Chris Harris on... electric vehicles
Our future looks increasingly electric, but that doesn’t mean we have to naysay everything else, says Chris
“If you are not selling combustion engines, someone else will.” A rare moment of common sense in the form of a recent utterance from the boss of BMW, Oliver Zipse. Most people in his position feel compelled to talk only of an all-electric future and they fear the consequences of suggesting anything else. Because politicians and many young people who live in large cities have decided being able to cover distances using an engine is the worst thing a human can do. As they cluck over coffee freshly shipped from Ethiopia.
It’s the certainty of the electro-zealots I find so distasteful, and the fact they think they have a moral superiority. Unhelpfully for them, public opinion on future mobility in the UK has been shaped by politicians, Twitter bullies and, to an extent that I find genuinely scary, the education system. This is 50-year scenario planning by Wikipedia. The first two are easily understood and visible. Cancel culture now means that on most social media you cannot defend the internal combustion engine or suggest a single cyclist in the history of cycling has ever done anything wrong.
For those of us who don’t necessarily agree with those positions and think that being an adult means you have to acknowledge the grey between the black and the white, there is always the option of just not being active on those platforms. I’ve been off Twitter for months – predictably, I’m much happier. But if you have children and obey the law by sending them to school, you can’t avoid the education system.
My kids have been taught many things by their mostly inspirational teachers. And most of them surround notions of tolerance and not reaching absolute conclusions about anything from empire to gender to the fact that people in the UK shouldn’t be eating avocados in November. But the one constant message my kids received was that cars are evil. It’s been unequivocal.

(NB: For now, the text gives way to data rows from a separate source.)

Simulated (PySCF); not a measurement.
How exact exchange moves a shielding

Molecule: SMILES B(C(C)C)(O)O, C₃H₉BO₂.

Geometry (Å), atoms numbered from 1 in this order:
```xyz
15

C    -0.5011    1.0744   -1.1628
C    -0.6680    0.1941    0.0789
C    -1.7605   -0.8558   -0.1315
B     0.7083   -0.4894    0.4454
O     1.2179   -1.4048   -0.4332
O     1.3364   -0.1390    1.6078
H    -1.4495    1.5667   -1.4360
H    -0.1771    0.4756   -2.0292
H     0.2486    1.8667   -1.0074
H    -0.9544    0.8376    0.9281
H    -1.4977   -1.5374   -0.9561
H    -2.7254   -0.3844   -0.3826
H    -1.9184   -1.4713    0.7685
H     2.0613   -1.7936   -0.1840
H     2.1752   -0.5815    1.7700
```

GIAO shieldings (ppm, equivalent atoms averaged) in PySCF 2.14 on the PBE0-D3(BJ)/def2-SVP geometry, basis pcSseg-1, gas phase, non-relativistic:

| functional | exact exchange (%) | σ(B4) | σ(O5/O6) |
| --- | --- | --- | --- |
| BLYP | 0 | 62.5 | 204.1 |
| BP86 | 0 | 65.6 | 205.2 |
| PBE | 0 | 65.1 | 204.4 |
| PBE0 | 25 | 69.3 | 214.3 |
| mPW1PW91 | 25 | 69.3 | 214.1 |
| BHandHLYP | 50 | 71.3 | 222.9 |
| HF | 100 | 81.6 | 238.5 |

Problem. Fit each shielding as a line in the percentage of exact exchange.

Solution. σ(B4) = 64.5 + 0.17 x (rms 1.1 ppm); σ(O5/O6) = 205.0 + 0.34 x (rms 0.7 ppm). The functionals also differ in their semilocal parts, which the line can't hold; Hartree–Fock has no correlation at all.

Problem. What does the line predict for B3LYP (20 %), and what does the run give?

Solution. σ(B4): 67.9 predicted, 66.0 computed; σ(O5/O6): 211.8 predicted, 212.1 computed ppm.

As a car driving parent, this force feeding of nonsense is a little frustrating. As a bloke who presents a TV show that doesn’t always take the most serious approach to burning fossil fuels, it’s a bit of a disaster. Someone in my position 20 years ago would have been fending off requests to bring a Lambo to the playground so Year 6 could rev it and giggle. In 2022 I need a disguise to hide from the disapproving looks. Even if I rock up in an EV, I still feel the level of judgement would be reduced if I were a convicted armed robber. It’s very strange. Because most of the kids who nod while teacher tells them they should live in a cave and renounce anything their country of birth has done for the past 5,000 years, then run out of the school and spread out in the back of mummy’s Range Rover.
Anyhow, I think we, the car community, needs to get on the front foot with the education system. Do a bit of PR. Let them know that electric might well constitute a good portion of future mobility, but that other solutions will be needed. That driving a car isn’t automatically evil and that cars can be allowed to be fun. And that okra isn’t a seasonal vegetable in the UK, in January.